Intrade.com is offering the oppportunity to bet on whether Goldman Sachs CEO Lloyd Blankfein will keep his job through the end of the year and on whether Goldman will settle with the Securities and Exchange Commission. The New York Times reports on this development in an article that concludes with a claim that the Intrade betting is "drawing criticism strikingly similar to that leveled against the complex financial instruments Mr. Blankfein and his underlings were questioned about on Tuesday." The Times quotes George R. Neumann, "a University of Iowa professor of economics who in 1988 invented the Iowa Political Stock Market, the predecessor to the still-popular Iowa Electronic Markets.":
Professor Neumann's online futures market serves primarily as a teaching tool, while Intrade is a profit-making exchange that charges 5 cents a contract.
"I don't know what the economic gain is," Professor Neumann said of the betting on Goldman and its chief, "and it's in bad taste."

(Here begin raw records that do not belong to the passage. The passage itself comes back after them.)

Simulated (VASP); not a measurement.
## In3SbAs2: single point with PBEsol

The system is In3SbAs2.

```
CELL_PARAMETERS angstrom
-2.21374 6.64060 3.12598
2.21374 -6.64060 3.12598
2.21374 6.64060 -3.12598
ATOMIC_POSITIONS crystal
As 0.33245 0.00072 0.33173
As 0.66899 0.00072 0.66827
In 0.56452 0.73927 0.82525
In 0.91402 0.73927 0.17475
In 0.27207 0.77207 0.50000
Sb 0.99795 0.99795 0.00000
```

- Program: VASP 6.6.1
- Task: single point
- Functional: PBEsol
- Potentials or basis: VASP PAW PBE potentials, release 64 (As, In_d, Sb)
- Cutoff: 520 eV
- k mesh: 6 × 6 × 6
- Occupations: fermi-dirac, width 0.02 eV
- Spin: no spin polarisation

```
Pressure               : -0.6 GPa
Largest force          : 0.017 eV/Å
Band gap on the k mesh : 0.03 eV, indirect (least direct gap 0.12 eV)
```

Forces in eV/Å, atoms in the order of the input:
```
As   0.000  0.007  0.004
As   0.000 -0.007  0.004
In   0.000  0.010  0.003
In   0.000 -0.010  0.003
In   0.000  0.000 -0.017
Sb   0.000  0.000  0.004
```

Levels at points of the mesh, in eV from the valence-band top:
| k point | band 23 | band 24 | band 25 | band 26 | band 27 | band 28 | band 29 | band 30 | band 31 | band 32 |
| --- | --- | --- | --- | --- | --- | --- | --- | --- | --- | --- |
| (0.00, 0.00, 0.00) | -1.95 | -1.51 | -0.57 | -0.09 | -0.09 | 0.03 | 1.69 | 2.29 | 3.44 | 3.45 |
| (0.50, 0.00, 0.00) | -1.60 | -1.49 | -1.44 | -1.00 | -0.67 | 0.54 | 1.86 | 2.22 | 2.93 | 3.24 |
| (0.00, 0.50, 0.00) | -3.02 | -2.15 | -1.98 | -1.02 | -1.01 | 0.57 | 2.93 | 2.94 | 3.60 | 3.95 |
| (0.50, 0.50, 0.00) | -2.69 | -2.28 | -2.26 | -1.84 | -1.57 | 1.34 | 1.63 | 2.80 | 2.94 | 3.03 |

The Times doesn't note that not only is the criticism similar in the cases of the bets on Goldman faciitated by Intrade.com and the bets on the housing market facilitated by Goldman, so are the defenses. In each case, the price levels convey information. Clifford Asness makes the case in respect of the housing market that "If these 'side bets' encourage more research, more time and energy, into figuring out whether the current price is too high or too low, they themselves can make prices more accurate."
Some would argue that because the Intrade bets are on a transparent exchange with posted prices visible to anyone, they are even better than Goldman's synthetic CDO, where the price information was more closely held. Tony Blankley argues that this whole notion of looking at something in terms of its "social utility" as opposed to its utility to an individual has its problems.